The programs were based in Amherst, Massachusetts, with study tour components bringing them to New York City, Chicago, and Washington, DC.  Program high points were the hands-on training sessions in Amherst and Chicago, stories of interfaith cooperation, hearing Muslim-Americans attest to their freedom to practice Islam, the serious and accomplished study of Islam at institutions of higher education, and the warm reception by Americans that they received everywhere they went.  

While in the US, Filipino and Balkan participants also began developing action plans aimed at improving interfaith relations in their communities.  These plans were completed and then implemented on their return home.

Two-week exchange programs were conducted several months after each US program.  US delegations were comprised of scholars, imams and chaplains, a rabbi, an Islamic archivist, a Christian interfaith dialogue expert, a representative of the Islamic Society of North America, and a peace development trainer.  These delegations visited relevant sites in the host countries, took leading roles in conferences planned and implemented by alumni of the US ITD programs, and took part in ITD Alumni Action Plan Workshops. 

Funding for these projects was provided by the Bureau of Educational and Cultural Affairs of the U.S. Department of State.  ITD's excellent foreign partner organizations were the Faculty of Islamic Studies in Kosovo, Mr. Qani Nesimi in Macedonia, and the University of Southern Mindanao in the Philippines.

These projects provided an experience of life-long significance for many of the foreign and American participants, as can be seen by the following quotes, taken from evaluations or participant reports. 

Balkan participant:  “This project made it possible to see how Islam functions in the USA.  Before visiting we had not imagined that a country such as USA could have those religious freedoms, but we found that America is a place of immigrants and if there is no tolerance between people, there will be no life. In particular we found that knowledge on real Islam is broadening every day among the American people.”

Balkan participant:  “An excellent program.  I will not forget it all my life.”
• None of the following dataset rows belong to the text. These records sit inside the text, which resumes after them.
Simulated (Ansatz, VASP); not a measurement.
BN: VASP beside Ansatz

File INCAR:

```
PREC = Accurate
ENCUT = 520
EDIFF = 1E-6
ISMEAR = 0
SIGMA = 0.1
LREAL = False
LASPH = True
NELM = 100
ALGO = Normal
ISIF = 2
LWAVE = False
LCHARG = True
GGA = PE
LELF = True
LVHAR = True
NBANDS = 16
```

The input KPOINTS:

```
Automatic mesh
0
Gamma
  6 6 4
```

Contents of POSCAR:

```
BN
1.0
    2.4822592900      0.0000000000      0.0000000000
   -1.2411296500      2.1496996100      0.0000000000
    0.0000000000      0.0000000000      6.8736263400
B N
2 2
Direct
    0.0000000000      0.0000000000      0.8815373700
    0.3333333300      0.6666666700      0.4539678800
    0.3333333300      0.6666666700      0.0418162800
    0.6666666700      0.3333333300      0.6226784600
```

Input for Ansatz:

Balkan participant:  “We saw [in the US] a very organized religious life of Muslims and without any political interference in the religious life of any religions.  We learned to love and how to respect all regardless the religion or ethnicity which separate people. We learned how to get together and work together, so we got interesting experiences from which we learned how we can all contribute something in society and that we are all part of society regardless the race differences or our beliefs. To have understanding for all of us and to respect anyone we meet, we learned this best by seeing how everybody greeted us everywhere we went even though we were different in a lot of things, and it was being human what united us. We learned about a tolerance which exists in USA which is not seen elsewhere.”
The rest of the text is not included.